This lesson introduces basic annotation utilies for common tasks such as highlight and labelling clades.

Label Clade

library(ggtree)
set.seed(2015-12-21)
tree <- rtree(30)
p <- ggtree(tree) + xlim(NA, 6)

p + geom_cladelabel(node=45, label="test label") +
    geom_cladelabel(node=34, label="another clade")

We can use align=TRUE to align the clade label and use offset to adjust the position.

p + geom_cladelabel(node=45, label="test label", align=T, color='red') +
    geom_cladelabel(node=34, label="another clade", align=T, color='blue')

Exercise 1

Look at the help for ?geom_cladelabel to learn the usages of other parameters.

  1. rotate the text ’another clade` with 45 degree.
  2. increase the sizes of bar and label for the ‘test label’
  3. increase relative positon of bar and label

Highlight clades

ggtree implements geom_hilight to add rectangle to highlight selected clade.
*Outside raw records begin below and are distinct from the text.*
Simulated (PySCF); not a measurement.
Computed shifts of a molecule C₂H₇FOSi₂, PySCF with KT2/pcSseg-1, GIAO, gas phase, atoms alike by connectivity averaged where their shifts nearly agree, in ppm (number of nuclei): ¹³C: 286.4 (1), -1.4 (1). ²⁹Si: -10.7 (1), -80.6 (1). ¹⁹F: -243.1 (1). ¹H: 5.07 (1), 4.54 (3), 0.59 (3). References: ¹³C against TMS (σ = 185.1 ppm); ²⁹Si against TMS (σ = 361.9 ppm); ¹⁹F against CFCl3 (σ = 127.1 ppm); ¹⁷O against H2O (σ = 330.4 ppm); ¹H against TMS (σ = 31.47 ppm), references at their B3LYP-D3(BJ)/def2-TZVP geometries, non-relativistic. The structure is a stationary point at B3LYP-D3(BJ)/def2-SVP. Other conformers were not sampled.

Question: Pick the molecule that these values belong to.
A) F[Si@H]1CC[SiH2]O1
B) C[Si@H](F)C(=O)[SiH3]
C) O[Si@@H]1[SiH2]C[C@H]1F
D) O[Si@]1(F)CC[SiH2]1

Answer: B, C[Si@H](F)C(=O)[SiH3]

ggtree(tree) + geom_hilight(node=34, fill="steelblue", alpha=.6) +
    geom_hilight(node=45, fill="darkgreen", alpha=.6)

geom_hilight supports rectangular and circular layouts. For unrooted layout, ggtree provides geom_hilight_encircle layer.

ggtree(tree, layout = "unrooted") + geom_hilight_encircle(node=34, fill='steelblue') +
  geom_hilight_encircle(node=45, fill="darkgreen")

Exercise 2

  1. Create a circular layout tree and highlight the selected clades.

Uncertainty of evolutionary inference

ggtree provides geom_range to display uncertainty of evolutionary inference.

This example use a BEAST tree, which was imported by treeio. Data that stored in the tree object or mapped to the tree from external data can be used to annotate the tree directly.

beast_tree <- read.beast("data/MCC_FluA_H3.tree")
ggtree(beast_tree) + geom_range(range = 'height_0.95_HPD', branch.length='height', color='red', alpha=.6, size=2)

Exercise 3

  1. create a heat tree by using substitution rate (rate in beast_tree) to color branches.

Visualize tree with associated matrix (as a heatmap)

Visualizing tree with external data will mainly be introduced in next lesson. As visualizing heatmap and multiple sequence alignment with the tree are frequently used, ggtree provides gheatmap and msaplot function for these tasks.

genotype <- read.table("data/Genotype.txt", sep="\t", stringsAsFactor=F)
colnames(genotype) <- sub("\\.$", "", colnames(genotype))
p <- ggtree(beast_tree) + geom_tiplab(size=2)
gheatmap(p, genotype, offset=8, width=0.6, font.size=3) +
  scale_fill_brewer(palette="Set2", breaks=c("HuH3N2", "pdm", "trig"))

Exercise 4

  1. Read the Cookbook for R and re-create this figure with another color palette, e.g. Paired.
  2. create a tree with heatmap in circular layout

Visualize tree with multiple sequence alignment

The msaplot accepts a tree (output of ggtree) and a fasta file, then it can visualize the tree with sequence alignment. We can specify the width (relative to the tree) of the alignment and adjust relative position by offset, that are similar to gheatmap function.

tree <- read.tree("data/tree.nwk")
p <- ggtree(tree) + geom_tiplab(size=3)
msaplot(p, "data/sequence.fasta", offset=3, width=2)

Exercise 5

  1. plot tree with MSA at specific slide of the alignment (e.g. at the position of [300, 350])
  2. re-create the above figure using circular layout